I would like some help to do a simple task. (I think)
I want to read some PDFs and extract to excel only two information.
I’ll explain into prints.
First
I have two PDFs (in truth, I have 800) and I want only those two information concatenated into a single line, like below, separated by underscore:
CNPJ: 43.708.379/0003-63_Referência: 11/2022 (then replace / to another character for rename the file)
If I reach the 2) item, I will extract to excel file the results, then uses PowerAutomate to rename the files. With only two columns, the original name and new name I could ( I found a youtube video)
@Felipereis50 I might be able to take a look at your example later. In the meantime I could point you to this solution using Rstats to extract text from a PDF and search for a special term:
Hello @Felipereis50
Following the KNIME Hub link, you can find a possible solution to your challenge. I tried to build the whole workflow without stepping on scripting nodes. Transfer the files with Transfer Files node was an easy task to be configured within a loop, however I couldn’t complete the file rename task.
As you can appreciate, coding transfer + rename into R is very simple. Then, you can avoid PowerAutomate extra tasks.

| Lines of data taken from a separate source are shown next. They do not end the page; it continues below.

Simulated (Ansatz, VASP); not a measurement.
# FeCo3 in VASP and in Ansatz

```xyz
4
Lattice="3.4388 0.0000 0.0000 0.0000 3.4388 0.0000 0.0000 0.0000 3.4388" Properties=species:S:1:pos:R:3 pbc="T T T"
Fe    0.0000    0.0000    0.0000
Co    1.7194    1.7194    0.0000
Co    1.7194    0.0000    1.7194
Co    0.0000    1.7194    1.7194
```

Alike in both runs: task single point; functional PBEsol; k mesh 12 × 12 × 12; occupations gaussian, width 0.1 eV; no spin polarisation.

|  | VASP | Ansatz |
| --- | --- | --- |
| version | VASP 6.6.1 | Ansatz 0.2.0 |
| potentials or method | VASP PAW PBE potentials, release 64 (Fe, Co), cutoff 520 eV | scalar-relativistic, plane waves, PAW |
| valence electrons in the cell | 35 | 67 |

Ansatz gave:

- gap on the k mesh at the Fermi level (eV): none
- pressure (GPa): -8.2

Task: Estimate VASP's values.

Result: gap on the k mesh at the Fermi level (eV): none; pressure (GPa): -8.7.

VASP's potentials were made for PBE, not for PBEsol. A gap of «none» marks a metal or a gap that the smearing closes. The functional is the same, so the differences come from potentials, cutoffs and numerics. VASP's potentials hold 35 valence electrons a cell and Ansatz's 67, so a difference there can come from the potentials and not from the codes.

P.S.- PDF Files aren’t included in the workflow. The workflow is saved with data. Aiming to re-run the workflow you will have to point source folders in your system, and edit reference folders within R Snippet code.
Wow, great to see people committed to helping.
I’m still new to Knime, but I hope I can help too.
It’s great when you send me the code, so I can analyze it.
About the R language, I took a small course on Google Analytics, but I found the language difficult. I didn’t adapt.
I will download your code and studie step by step analysis.
I managed to do it using Power Query and Power Automate.
In the power query I read a folder and did the ETL (easy), then I used PowerAutomate Desktop (youtube video (very easy to)
But I want to learn in Knime. It is a magnificent tool. The best I’ve ever met. Incredible.
I’ll try to update the workflow by the end of the day, and it will include this function based in Transfer Files node (loop embedded). I can anticipate that it won’t be so efficient as R does.
Regex coding is a powerful tool for dealing with text. As any code, it can solve many workarounds. The explanation of the code is as follows:
Therefore, the code represents the whole multiline text within the cell. The first capturing group is the target row and it is represented by “$1”. Then we are replacing the whole text with only the capturing group.
Wow thank you very much.
If you can make the loop for me to understand. It will be a great learning experience.
I don’t want to disturb you.
Thanks for passing the rules. Yesterday I was watching videos to learn regex. I still think it’s difficult. It has many rules. Really Regex is a powerful. I didn’t know.
I had thought of using some “IF” formula and “search” and then left and right to capture the numbers after CNPJ.
I looked at your history on the forum and saw that you know a lot.
Hello @Felipereis50
I’ve just updated the workflow in KNIME Hub referenced in previous post. As you can see, ‘Transfer Files’ node can only copy or move (by deleting source files option) to target folder…
The best option to copy_and_rename() from my experience is by coding it into R. Would be interesting to know, if rename function can be achieved from KNIME base nodes.
Thanks @mlauber71
So ‘Transfer Files (Table)’ can do the trick
I will try to upgrade the workflow by including a @mlauber71 's inspired KNIME base nodes supported copy_and_rename() ‘option’. And maybe adding the Py option as well, aiming to close the gap…
I’m studying your code.
And for mlauber_71, a very creative way of renaming.
For the first time I saw loop example. Very interesting.
Well, there could be a Transfer node (move, copy and rename) I think from this point on, it’s creativity with other nodes to rename it.
As I don’t know anything about R or Python, it would be difficult for me to finish “GOAL” alone.
In any case, I am very grateful for what has already been achieved.
I found some other threads about renaming files. I haven’t been able to check yet. But I will. Who knows, maybe I can help you too.
But I managed to rename the 800 files in 3 minutes.
The workflow now achieves the Copy_Rename function suported only with KNIME based nodes. It is supported with ‘Transfer Files (Table)’ node, summing up @mlauber71 's suggestions.